Put Your Listening Cap On

March 1, 2005
Odds are that someone in your organization at some point in time has had the bright idea to survey your customers to find out how happy they really are with the quality of your product or service.

Odds are that someone in your organization at some point in time has had the bright idea to survey your customers to find out how happy they really are with the quality of your product or service. The premise of such efforts being that if you can serve your customers' current and evolving needs better, they will be happier and more loyal, and will therefore direct more business your way.

You've probably been confronted by the results of these surveys: 11 percent are very satisfied, 20 percent are somewhat satisfied, 25 percent are just satisfied, 10 percent are not really satisfied, and 34 percent of your customers don't really have an opinion one way or another. "What am I supposed to do with this?" You may recall asking as you stared at the colorful little pie charts.

Like a map with a "You Are Here" star in the middle but no indication of where you want to go, such fuzzy customer research typically gets filed away in a drawer. The data may be pulled out later if it happens to support a particular management initiative, but it's usually never seen or heard from again. There are better ways of staying in touch with your customers' evolving needs.

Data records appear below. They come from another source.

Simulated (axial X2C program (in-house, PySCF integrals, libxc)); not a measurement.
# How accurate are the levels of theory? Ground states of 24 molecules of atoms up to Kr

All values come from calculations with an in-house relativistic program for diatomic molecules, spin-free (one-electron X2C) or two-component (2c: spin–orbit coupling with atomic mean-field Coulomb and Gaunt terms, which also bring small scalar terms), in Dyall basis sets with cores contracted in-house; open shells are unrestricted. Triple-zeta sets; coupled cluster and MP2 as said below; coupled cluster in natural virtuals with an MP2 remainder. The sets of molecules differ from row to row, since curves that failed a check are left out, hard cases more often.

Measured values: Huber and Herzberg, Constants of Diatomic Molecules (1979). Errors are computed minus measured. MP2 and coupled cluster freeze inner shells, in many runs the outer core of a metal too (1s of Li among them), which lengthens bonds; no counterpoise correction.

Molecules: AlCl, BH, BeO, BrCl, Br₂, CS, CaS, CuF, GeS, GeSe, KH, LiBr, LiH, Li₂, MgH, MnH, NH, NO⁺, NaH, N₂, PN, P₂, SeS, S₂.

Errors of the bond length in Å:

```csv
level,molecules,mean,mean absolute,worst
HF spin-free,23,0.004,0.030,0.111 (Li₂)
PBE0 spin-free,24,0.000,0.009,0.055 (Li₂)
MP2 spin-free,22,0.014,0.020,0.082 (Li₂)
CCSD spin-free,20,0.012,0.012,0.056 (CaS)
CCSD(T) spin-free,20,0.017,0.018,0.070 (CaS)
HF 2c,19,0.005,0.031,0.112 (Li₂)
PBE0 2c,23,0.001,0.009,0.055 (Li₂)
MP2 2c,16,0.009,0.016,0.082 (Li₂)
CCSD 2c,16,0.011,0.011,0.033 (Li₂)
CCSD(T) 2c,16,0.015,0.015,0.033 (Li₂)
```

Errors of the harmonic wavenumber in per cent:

One of the characteristics that make the material-handling industry such an interesting sector—and such a challenging one to cover—is the wide spectrum of our audience. Our readers include managers at manufacturing companies of every size and stripe that ship products to sister plants and warehouses, as well as to other manufacturers and distributors. They also include wholesalers that deliver perishable and non-perishable goods to food service operations and retailers; online and catalog companies that mail individual orders directly to end customers; and thirdparty companies that must tailor their warehousing and logistics services to the needs of their customer base.

Because of this variety, when charged with writing about a particular issue or trend, Material Handling Management's writers must talk to as many sources as we can. Eventually, people begin to make similar comments and observations, offering up a form of collective truth that we then present to our readers. You can apply a similar methodology to gathering actionable customer intelligence.

Not too many months ago I visited a manufacturer of hydraulic and pneumatic couplings.After the factory tour we wandered through a conference room where the walls were covered with pale yellow sticky notes with different circular shapes drawn on them. The sticky notes, explained the vice president of operations, were part of a "voice of the customer" project a cross-functional management team was working on as part of the company's Six Sigma process-improvement program. The gist of it was that the management team would call up customers who had agreed to participate and ask them openended questions about the products and the customer service they had received. The team would listen and then categorize these opportunities for improvement with the yellow sticky notes stuck on the walls. They were already using these comments to guide the plant's capital investment and process-improvement strategy.

The hardest part of the effort, she explained, was getting managers to sit still and listen to customers without getting defensive, jumping in to solve problems, or explaining away any issues as isolated occurrences. They asked for honest feedback, and then had to be quiet and simply listen. That's where good research and customer loyalty begins.